Meandering
How often do you hear people discussing the chronological fluidity of sexuality? In my life, I rarely am party to these conversations. A lot of positive work has been done around fluid and queer sexual identities—from the basic idea that being bisexual doesn’t mean needing to ‘pick sides’, to the complexities of Judith Butler’s notions of performativity. These conversations are awesome and important and there should be more of them. We still live in a world that erases bisexuality and a kink scene that treats switching as less real or serious on a daily basis.
But there are many ways to be fluid, and time is one of them. A lesbian who marries a man doesn’t stop having been a lesbian when she identified that way. That I thought I was straight once and dated a woman this year doesn’t mean I was a latent queer all through high school. It seems unfair to the younger person I once was to retroactively re-write that identity. I know I wasn’t hiding a lust for ladies at that time, and while one could argue that labels should be of limited importance in our lives, once declared, they ought be respected.

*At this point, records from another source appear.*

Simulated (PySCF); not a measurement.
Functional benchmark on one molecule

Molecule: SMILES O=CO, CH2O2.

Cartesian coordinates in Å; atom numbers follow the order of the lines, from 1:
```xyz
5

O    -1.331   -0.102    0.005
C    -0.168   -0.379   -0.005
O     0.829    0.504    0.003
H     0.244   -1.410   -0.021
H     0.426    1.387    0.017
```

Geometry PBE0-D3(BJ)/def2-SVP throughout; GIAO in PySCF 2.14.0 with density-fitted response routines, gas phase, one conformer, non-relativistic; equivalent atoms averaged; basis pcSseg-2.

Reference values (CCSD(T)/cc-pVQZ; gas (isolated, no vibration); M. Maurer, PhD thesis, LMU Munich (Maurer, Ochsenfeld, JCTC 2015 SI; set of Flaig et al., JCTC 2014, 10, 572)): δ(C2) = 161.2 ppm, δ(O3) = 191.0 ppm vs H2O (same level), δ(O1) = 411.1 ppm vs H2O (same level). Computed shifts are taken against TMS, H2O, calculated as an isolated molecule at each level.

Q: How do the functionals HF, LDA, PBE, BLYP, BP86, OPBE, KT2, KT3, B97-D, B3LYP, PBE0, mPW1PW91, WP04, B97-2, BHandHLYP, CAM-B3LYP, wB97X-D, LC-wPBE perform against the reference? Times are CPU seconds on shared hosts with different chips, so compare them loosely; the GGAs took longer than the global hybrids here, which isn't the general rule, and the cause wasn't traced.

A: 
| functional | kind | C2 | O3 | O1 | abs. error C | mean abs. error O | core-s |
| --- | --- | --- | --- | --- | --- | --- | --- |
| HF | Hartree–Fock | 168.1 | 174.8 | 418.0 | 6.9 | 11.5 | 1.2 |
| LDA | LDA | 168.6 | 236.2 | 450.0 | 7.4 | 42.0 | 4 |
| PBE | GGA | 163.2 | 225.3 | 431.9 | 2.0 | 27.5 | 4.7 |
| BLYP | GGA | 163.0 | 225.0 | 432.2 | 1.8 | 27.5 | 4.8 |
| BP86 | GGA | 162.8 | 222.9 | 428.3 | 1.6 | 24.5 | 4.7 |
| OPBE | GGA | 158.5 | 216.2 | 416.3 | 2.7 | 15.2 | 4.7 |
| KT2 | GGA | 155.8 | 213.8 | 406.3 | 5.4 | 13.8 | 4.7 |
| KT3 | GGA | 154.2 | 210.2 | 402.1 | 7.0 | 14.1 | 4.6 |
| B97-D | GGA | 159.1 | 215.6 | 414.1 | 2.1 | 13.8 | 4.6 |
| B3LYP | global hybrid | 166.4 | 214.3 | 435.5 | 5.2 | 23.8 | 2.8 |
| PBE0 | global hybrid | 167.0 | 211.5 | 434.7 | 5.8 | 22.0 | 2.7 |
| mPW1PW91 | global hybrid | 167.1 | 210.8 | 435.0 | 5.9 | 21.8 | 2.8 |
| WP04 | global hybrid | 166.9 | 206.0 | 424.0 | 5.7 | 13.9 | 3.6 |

I think that some folks fear that admitting our sexuality can change with time means it might not be innate and that if it’s not innate we’ve lost our rationalization for why we deserve to exist. And I definitely understand this, because arguing that sexuality is immutable, the way our society perceives race and gender to be immutable, is helpful in some instances, to winning legal rights. And also because for many people, their sexuality does feel totally immutable and they have been bullied their entire lives over whether they should change this fundamental part of themselves that they know they could never change.
But the common stranglehold on naturalizing discourse can limit nuance. I don’t mean this to shame people who are committed to defending queerness on the basis of being ‘born that way’. But it’s a fact that some people feel they chose queerness, and that counts too. And there are all the other ways of living that are not considered default in society—trans* identifies, polyamory, kink, etc. Some of these are understood as choices, and some as ‘always have beens’. That’s okay. You deserve to have the consensual life you want, regardless of why you want it.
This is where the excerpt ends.